In 2014, Yunnjoo Kwak encountered the documentary film Far from Vietnam (Loin du Vietnam, 1967) at ICA London. In the film, the French filmmakers, known as cinematic activists — critical thinkers: Chris Marker, Joris Ivens and Agnes Varda — criticised U.S. imperialism while leaving France’s own colonial occupation of Indochina unaddressed. Kwak noticed that South Korean soldiers fighting alongside the United States appear only in the background of the film. Although the voice-over narrates the war, these soldiers are visually reduced to marginal figures, present but largely unacknowledged. Based on the fact that South Korea’s participation in the Vietnam War was a mercenary force sent in exchange for economic support from the US, Alain Resnais called it as part of the US global military campaign against communism. In opening up this marginalized history, the artist confronts the persistence of the colonial power structures and the ongoing dynamics of cultural imperialism.
In 2015, Kwak visited an asylum seekers’ centre in the Netherlands to interpret for an elderly woman who had escaped from North Korea. The centre was located in former barracks, called Boost barracks. First designed and built by the Dutch military officer and architect Captain Auguste Boost in 1938, the barracks have been repurposed according to the demands of the times. Hastily constructed across the Netherlands in the late 1930’s to counter Nazi Germany’s expansion, they continued to serve as a training base for the Dutch military after the Second World War. During the post-colonial period, they were training hubs for troops deployed to the Indonesian War of Independence. In the 1950’s, they functioned as staging bases for forces dispatched to the Korean War as part of the United Nations Command, while at other moments during the Cold War they operated as facilities supporting various overseas deployments in the fulfilment of NATO military obligations, Since the 1980’s, the buildings have been used as asylum seekers’ centres, sites where reverberations of war, colonialism, and the Cold War return in the lives of those who are forcibly accommodated there.. The encounter with the asylum seeker initiated long-term research into the sixteen Boost Barracks built across the Netherlands,
Anchored in the narrative of a North Korean refugee who refuses to resettle in South Korea, The Defectors (2017), unfolds through layers of voices. We hear accounts from a Dutch Christian activist, a Dutch professor of Korean studies and the artist herself. Accompanying the film, the floor plans of the barracks are superimposed on the floor of the gallery with tape, allowing visitors to connect with the experience of the protagonists, by moving through the colonial infrastructure with their own bodies. ..

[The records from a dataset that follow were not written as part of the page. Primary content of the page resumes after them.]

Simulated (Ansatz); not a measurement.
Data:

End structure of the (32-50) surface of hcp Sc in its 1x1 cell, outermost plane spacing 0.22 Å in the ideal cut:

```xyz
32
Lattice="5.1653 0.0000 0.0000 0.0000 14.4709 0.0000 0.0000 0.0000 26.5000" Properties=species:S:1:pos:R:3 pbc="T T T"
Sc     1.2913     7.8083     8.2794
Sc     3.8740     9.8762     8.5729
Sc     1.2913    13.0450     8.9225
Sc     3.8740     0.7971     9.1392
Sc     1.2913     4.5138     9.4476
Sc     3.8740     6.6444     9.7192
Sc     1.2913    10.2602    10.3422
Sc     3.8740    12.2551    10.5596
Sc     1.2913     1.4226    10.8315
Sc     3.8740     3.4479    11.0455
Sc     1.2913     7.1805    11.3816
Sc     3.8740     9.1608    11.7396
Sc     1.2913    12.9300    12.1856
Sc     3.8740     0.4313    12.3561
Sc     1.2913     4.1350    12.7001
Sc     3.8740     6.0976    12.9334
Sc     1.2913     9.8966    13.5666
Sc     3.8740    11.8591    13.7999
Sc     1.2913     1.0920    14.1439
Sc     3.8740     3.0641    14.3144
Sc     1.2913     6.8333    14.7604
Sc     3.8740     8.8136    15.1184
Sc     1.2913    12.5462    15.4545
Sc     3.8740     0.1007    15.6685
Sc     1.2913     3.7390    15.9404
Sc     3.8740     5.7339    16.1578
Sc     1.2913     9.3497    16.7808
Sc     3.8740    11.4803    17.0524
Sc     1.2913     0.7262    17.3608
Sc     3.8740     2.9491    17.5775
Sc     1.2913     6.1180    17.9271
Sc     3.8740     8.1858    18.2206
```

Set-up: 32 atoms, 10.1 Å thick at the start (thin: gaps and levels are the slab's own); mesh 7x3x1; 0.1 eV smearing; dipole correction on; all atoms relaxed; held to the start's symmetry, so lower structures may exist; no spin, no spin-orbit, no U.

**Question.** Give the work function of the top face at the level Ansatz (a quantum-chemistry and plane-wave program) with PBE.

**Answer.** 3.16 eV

Only The Ports Are Loyal To Us (2020), traces connections between the Netherlands and the port of Surabaya, focusing on the role of maritime mobility in colonial enterprise. Emerging from archival research in the Indonesia-related moving image archives at the Netherlands Institute for Sound and Vision (Nederlands Instituut voor Beeld & Geluid), in this work Kwak brings our attention to how the very form of audiovisual archives are instruments of colonial power themselves. We watch port workers in Surabaya floating between archival footage and contemporary images, a collage across temporalities. They appear to transcend the linearity of colonial history while reminding us that colonial endeavours persist in repetition, continuing to shape our present.
Two guiding characters are present in the exhibition. The first is Peter(b.1954) whom Kwak met while filming at one of the Boost barracks. During the Cold War he served for three years as an audio telegraphist and was assigned to wiretapping duties. He regularly had to transcribe intercepted speech, without knowing what it meant. His role exposes the anonymity built into systems of information gathering and control. The second guiding character is Amad(b. 1925), whom Kwak met in Surabaya in 2018. He testifies to his experience of Dutch colonial infantilisation policies in 1937, when children were made to sing and draw plants instead of learning to read and write Dutch. He also recalls being mobilised in 1941 for the Heiho army, as an auxiliary soldier under the Japanese military, and fighting against the Dutch in the Indonesian war of independence.
A persistence urge to reinterpretate history becomes more concrete in Holy Territory (2026). Roode Brug, A military community based in Surabaya, reenacts the Battle of Surabaya as a monthly ritual, at the site of the destroyed former Dutch Supreme Court. While the reenactment is meant to commemorate Indonesian independence in 1945, it also risks reinforcing nationalist and patriotic fervor toward the current Indonesian state. In the film, this act of remembering the past is considered for what it means for the present. The ritual is revealed as a method to reinforce, or foreclose, particular ideologies.
Through a critical reflection on the legacy of postwar Western European avant-garde film, Kwak’s exhibition The Chronicle of Boost Barracks adamantly questions how institutional knowledge is structured. Drawing on fieldwork, observation, and the collecting of evidence, she exposes the limitations of postcolonial discourse. Spanning fiction and nonfiction, her essay films revive previously undisclosed identities and repressed memories, restoring silenced voices from epistemic oblivion.
Written by Ji Yoon Yang
Edited by amy pickles
Translated by eunseo kim
Yunjoo Kwak
Yunjoo Kwak is a visual artist based in Rotterdam and Seoul. Her practice is rooted in extensive archival, architectural, and historical research, combined with fieldwork, social engagement and community involvement. She focuses on Dutch military architecture as a liminal space, showing how it carries colonial legacies, reflects Cold War–era traumas, and connects overlooked histories across different geographies through visual narratives.
Through video essays, photography, digital montage, and archival installations, she delves into layered questions of history, social exclusion, migration, otherness, and spirituality. She creates spaces of empathy where voices and memories excluded from official narratives can reside, weaving together personal and collective memory. She situates her practice in the space between documentation and evocation, where fragile stories resonate and yet unnamed, possibilities quietly emerge.